Confidentiality of Information provided in the Statement

Notwithstanding the provisions of any other law for the time being in force including sub-section (3) of section 216 of Ordinance excluding clauses (a) and (g) of sub-section (3) thereof, the National Accountability Ordinance, 1999 (XVIII of 1999), the Federal Investigation Agency Act, 1974 (VIII of 1975) and the Right of Access to Information Act, 2017 (XXXIV of 2017), particulars of any person making a statement under this section or any information received in any statement made under this section shall be confidential.

When the statement filed under this section would be declared invalid or void?

(i) The statement filed under this section shall not be valid, if—

(a) the newly formed industrial undertaking company fails to prove commercial production in terms of sub-section (3) of this section;

(b) there is a change in ownership of industrial undertaking company prior to the 30th June, 2026; or

(c) the newly formed industrial undertaking company disposes of any of its assets prior to the 30th June, 2026.

(ii) Where the statement filed under this section has been made by misrepresentation or suppression of facts, such statement shall be void as if it had never been made and all the provisions of Ordinance shall apply accordingly.

Disclosure of Information by a Public Servant [Section 216] 
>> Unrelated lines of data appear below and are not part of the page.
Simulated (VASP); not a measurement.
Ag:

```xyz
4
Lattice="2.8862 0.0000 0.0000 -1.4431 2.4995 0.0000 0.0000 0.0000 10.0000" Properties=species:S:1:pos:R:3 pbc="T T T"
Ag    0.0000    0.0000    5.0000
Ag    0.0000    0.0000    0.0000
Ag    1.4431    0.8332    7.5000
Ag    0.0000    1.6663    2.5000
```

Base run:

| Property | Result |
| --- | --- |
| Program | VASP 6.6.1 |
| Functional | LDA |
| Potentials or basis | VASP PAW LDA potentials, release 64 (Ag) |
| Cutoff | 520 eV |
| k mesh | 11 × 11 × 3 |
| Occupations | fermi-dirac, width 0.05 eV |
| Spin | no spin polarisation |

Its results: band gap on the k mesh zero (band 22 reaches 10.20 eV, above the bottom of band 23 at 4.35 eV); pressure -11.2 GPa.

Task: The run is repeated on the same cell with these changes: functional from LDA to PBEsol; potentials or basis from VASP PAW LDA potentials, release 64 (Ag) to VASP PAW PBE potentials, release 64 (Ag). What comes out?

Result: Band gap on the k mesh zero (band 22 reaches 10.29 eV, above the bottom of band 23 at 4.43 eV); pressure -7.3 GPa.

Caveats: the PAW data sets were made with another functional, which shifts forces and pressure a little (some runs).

Sub-Section (1) of section 216 of the Ordinance provides that all particulars contained in (a) any statement made, return furnished, or accounts or documents produced under the provisions of the Ordinance; (b) Any evidence given, or affidavit or deposition made, in the course of any proceedings under the Ordinance, other than proceedings under Part XI of Chapter X. [Offences and prosecutions] and (c) any record of any assessment proceedings or any proceeding relating to the recovery of a demand, shall be confidential and no public servant save as provided under the Ordinance may disclose any such particulars.

Sub-Section (2) of Section 216 of the Ordinance further provides that notwithstanding anything contained in the Qanun-Shahadat, 1984 [P.O Order No.10 of 10 of 1984], or any other law for the time being in force, no court or other authority shall be, save a provided in this Ordinance, entitled to require any public servant to produce before it any return, accounts or documents contained in, or forming a part of the records relating to any proceedings under this Ordinance, or any records of the Income Tax Department generally, or any part thereof, or to give evidence before it in respect thereof.

The Amendment Ordinance modified Section 216(2) of the Ordinance; whereby, no court or authority in accordance with the provisions contained in the Qanun-e-Shahadat, 1984, the National Accountability Ordinance 1999, the Federal Investigation Agency Act, 1974 and the Right of Access to Information Act, 2017 or any other law for the time being in force require any public servant to produce before it any return, accounts, or documents contained in, or forming a part of the records relating to any proceedings under the Ordinance, or declarations made under section 100F of the Ordinance or made under the Voluntary Declaration of Domestic Assets Act, 2018, the Foreign Assets (Declaration and Repatriation) Act, 2018 or the Assets Declaration Act, 2019.

Comparative Chart is as under:

Section 216(2) prior to Section 216(2) after amendment amendment

Notwithstanding anything contained in the Qanun-Shahadat, 1984 [P.O Order No.10 of 10 of 1984], or any other law for the time being in force, no court or other authority shall be, save a provided in this Ordinance, entitled to require any public servant to produce before it any return, accounts or documents contained in, or forming a part of the records relating to any proceedings under this Ordinance, or any records of the Income Tax Department generally, or any part thereof, or to give evidence before it in respect thereof.

“(2) Notwithstanding anything contained in the Qanun-e-Shahadat, 1984 (P.O. Order No. 10 of 1984), the National Accountability Ordinance, 1999 (XVIII of 1999), the Federal Investigation Agency Act, 1974 (VIII of 1975) and the Right of Access to
Information Act, 2017 (XXXIV of 2017), or any other law for the time being in force, no court or other authority shall, save as provided in this Ordinance, require any public servant to produce before it any return, accounts, or documents contained in, or forming a
part of the records relating to any proceedings under this Ordinance, or declarations made under section 100F of this Ordinance or made under the Voluntary Declaration of Domestic Assets Act, 2018, the Foreign Assets (Declaration and Repatriation) Act, 2018 or the Assets Declaration Act, 2019 or any records of the Income Tax Department generally, or any part thereof, or to give
evidence before it in respect thereof.”

Our present publication is based on the facts and assumptions stated above on the amendments made in the laws through the Income Tax (Amendment) Ordinance, 2022. Tax laws are subject to change from time to time and as such any change or clarification may affect the comments contained in this publication. We have no responsibility for the events and circumstances occurring after the date of this publication, unless specifically requested.

Further, this publication is interpretation of law and is based on our expertise, experiences and knowledge of the aforesaid law.

Accordingly, it cannot be said with certainty that the comments, views and interpretation expressed above would be accepted by all the stakeholders.

We do not, after publication of above comment, views and interpretation, accept or assume responsibility for any purpose or to any other person to whom various interpretation of the law is shown or in whose hands it may come unless expressly agreed by us in writing.